Tuesday, November 11, 2008

Martinez Cemeteries, ca. 1882

I found a beautiful description, circa 1882, of the view and surroundings of Alhambra Cemetery in Martinez. I plan to take the family to the Alhambra and Catholic cemeteries this weekend and take some pictures, hopefully a 360 degree shot to show the view described below as it is today. Knowing Martinez and that area, it should look rather similar, with the exception of the bridges spanning the Carquinez, and some of the recent construction. Martinez and Benicia retain alot of old town character, despite being within the greater circle of the SF Bay Area.
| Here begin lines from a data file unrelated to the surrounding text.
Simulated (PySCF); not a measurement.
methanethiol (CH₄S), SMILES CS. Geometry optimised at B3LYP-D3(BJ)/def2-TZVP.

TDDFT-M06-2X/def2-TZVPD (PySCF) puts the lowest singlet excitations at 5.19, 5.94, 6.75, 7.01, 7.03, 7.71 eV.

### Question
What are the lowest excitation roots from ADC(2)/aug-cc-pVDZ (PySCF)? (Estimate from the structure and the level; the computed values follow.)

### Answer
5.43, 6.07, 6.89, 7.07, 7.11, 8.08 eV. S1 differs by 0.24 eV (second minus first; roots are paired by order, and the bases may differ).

The Solano, of course, now rests in ignominy in the waters off Antioch. The CPRR museum has a great page all about the Solano with many photos, illustrations, etc..

From: HISTORY OF CONTRA COSTA COUNTY,CALIFORNIA, 1882, page 414-415. Online at Google Books.

CEMETERIES-The "God's Acre" in Martinez is one of the most beautifully situated "Resting Places" in the State. Commanding a prominent position on a considerable elevation, here lie in peace many of the county's dead, whose headstones tell their tale, and whose well-kept graves attest the love which binds those remaining on earth to those who have journeyed to that "undiscovered country from whose bourne no traveler returns."

ALHAMBRA CEMETERY.-The Alhambra Cemetery was originally a portion of the town of Martinez, surveyed into town lots, and formed a part of the Pinole Grant of the Martinez heirs. Here, as early as 1854, was buried A. M. Holliday, and here, too rests that venerable pioneer Captain Joseph R. Walker. Born, says his epitaph, December 13, 1798, he emigrated from Tennessee to Missouri in 1819; to New Mexico, 1820; to the Rocky Mountains, 1832; to California, 1833; camped at Yosemite, November 13, 1833; died October 27, 1876. In the year 1862 the open ground was enclosed by the people of Martinez and its vicinity, by subscription, and in March, 1869, the Alhambra Cemetery Association was incorporated with the following Trustees: O. C. Coffin, E. W. Hiller, Thomas A. Brown, L. I. Fish, Mark Shepard, C. C. Swain. Those at present serving (1882) are: W. M. Hale, President; G. A. Sherman, Vice President; L. C. Wittenmyer, Secretary; E. W. Hiller, Treasurer and Superintendant; M. H. Bailache, and Dr. J. H. Carothers. The ground, which is five acres in extent, is supplied with water by windmill power and retained in a large reservoir for facility of distribution. The property is now owned by the Association, they having acquired it by purchase.

ROMAN CATHOLIC CEMETERY.- Contiguous to the Alhambra, and on still higher ground, is the cemetery of the Roman Catholics. At one time the resting place for their dead was on the same hill as that of the protestants, but a fire having destroyed many of the monuments, they moved to higher ground. Here lie many of the early Spanish settlers and their descendants; underneath the high wooden-cross, which is to be distinguished from far and near, is buried one of the Briones family, while in close proximity to it is the chaste and beautiful tomb of the late respected and much regretted Supervisor John Tormey. This point commands and extensive view; below--at one's feet--lies the little town, nestling in its frame of hills, and sheltered by umbrageous trees; to the north we trace the bays and creeks of the [Page 415] opposite shore of Solano, and its thriving town of Benicia. To the right rises Mount Diablo in all its beauty of shape and color; to the left in the blue distance we gain a peep of Mount St. Helena, at the head of Napa valley. Anon the shrill shriek of the locomotive is heard as it rounds the military lines on the opposite side of the Carquinez straits, its journey may be traced until it is swallowed by the capacious maw of the Solano, the leviathan ferry-boat which transports it to the shores of Contra Costa; we see the giant slowly leave her berth, and quickly traverse the intervening space of water, and safely glide into the slips at Port Costa, and off the cars rush for their destination. Again, as the sun sinks, the lengthening shadows of the trees warn us of approaching night. The air becomes chill, we leave the hallowed spot, having communed with nature and her "departed spirits."

1 comment:

Terry Thornton said...

JENNIFER, You are so fortunate to have an 1882 word description of these cemeteries. I look forward to your photographs to compare to the 126 year-old description.